The U.S. economy added 163,000 jobs in July, according to the Bureau of Labor Statistics, exceeding expectations, and bucking a months-long trend of disappointing growth.
The growth remains too sluggish to rapidly reduce the unemployment rate, which ticked up from 8.2 to 8.3 percent. Experts say that the economy needs to be adding north of 200,000 non-farm payrolls each month in order to recover rapidly — a figure we haven’t seen since the winter.
Despite the uptick there remains significant weakness in the economy. The gains came despite the loss of 9,000 public sector jobs, indicating that the contraction of the public sector remains a drag on growth.
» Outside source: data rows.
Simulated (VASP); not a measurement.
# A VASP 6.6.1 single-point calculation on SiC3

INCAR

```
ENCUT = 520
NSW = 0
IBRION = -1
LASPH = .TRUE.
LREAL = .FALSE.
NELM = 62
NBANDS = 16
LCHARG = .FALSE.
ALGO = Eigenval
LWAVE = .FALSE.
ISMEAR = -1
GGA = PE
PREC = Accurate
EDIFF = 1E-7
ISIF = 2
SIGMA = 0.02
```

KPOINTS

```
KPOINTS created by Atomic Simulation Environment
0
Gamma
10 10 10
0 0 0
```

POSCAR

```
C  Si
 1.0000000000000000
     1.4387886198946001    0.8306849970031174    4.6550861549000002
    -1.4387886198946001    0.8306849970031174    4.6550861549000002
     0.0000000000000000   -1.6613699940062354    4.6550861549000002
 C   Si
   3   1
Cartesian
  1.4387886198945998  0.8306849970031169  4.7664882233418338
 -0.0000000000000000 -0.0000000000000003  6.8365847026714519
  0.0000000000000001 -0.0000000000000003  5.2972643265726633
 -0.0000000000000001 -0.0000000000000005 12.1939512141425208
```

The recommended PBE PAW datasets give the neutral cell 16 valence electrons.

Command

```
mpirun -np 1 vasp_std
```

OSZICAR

Broadly, the report contains mixed news about the overall state of the economy, and thus portends mixed political news for President Obama. It should soften fears that the economy might actually be contracting, but suggests it’s only growing rapidly enough to keep pace with population growth, leaving large numbers of Americans unemployed.
The higher-than-expected top line figure could also provide an unmotivated Federal Reserve a reason not to take further steps to increase employment.
Conversely, the addition of 25,000 manufacturing jobs will bolster Obama’s claims to have buoyed the sector.
Despite continued slack in the labor market slack, members of Congress left Washington on Thursday for a one month recess, and continue to be at odds over how to address high unemployment.
As has become custom Democrats heralded continued, if slow, private sector job growth, while Republicans draped the high unemployment rate around Obama’s neck.
“Today’s increase in the unemployment rate is a hammer blow to struggling middle-class families,” said GOP presidential candidate Mitt Romney. “We’ve now gone 42 consecutive months with the unemployment rate above eight percent. Middle class Americans deserve better, and I believe America can do better.”
BLS revised its May and June figures slightly. In May, BLS now finds that the economy added 87,000 jobs — up from 77,000. But in June, it added only 64,000 — down from an already anemic 80,000.
Brian Beutler is TPM's senior congressional reporter. Since 2009, he's led coverage of health care reform, Wall Street reform, taxes, the GOP budget, the government shutdown fight, and the debt limit fight. He can be reached at email@example.com.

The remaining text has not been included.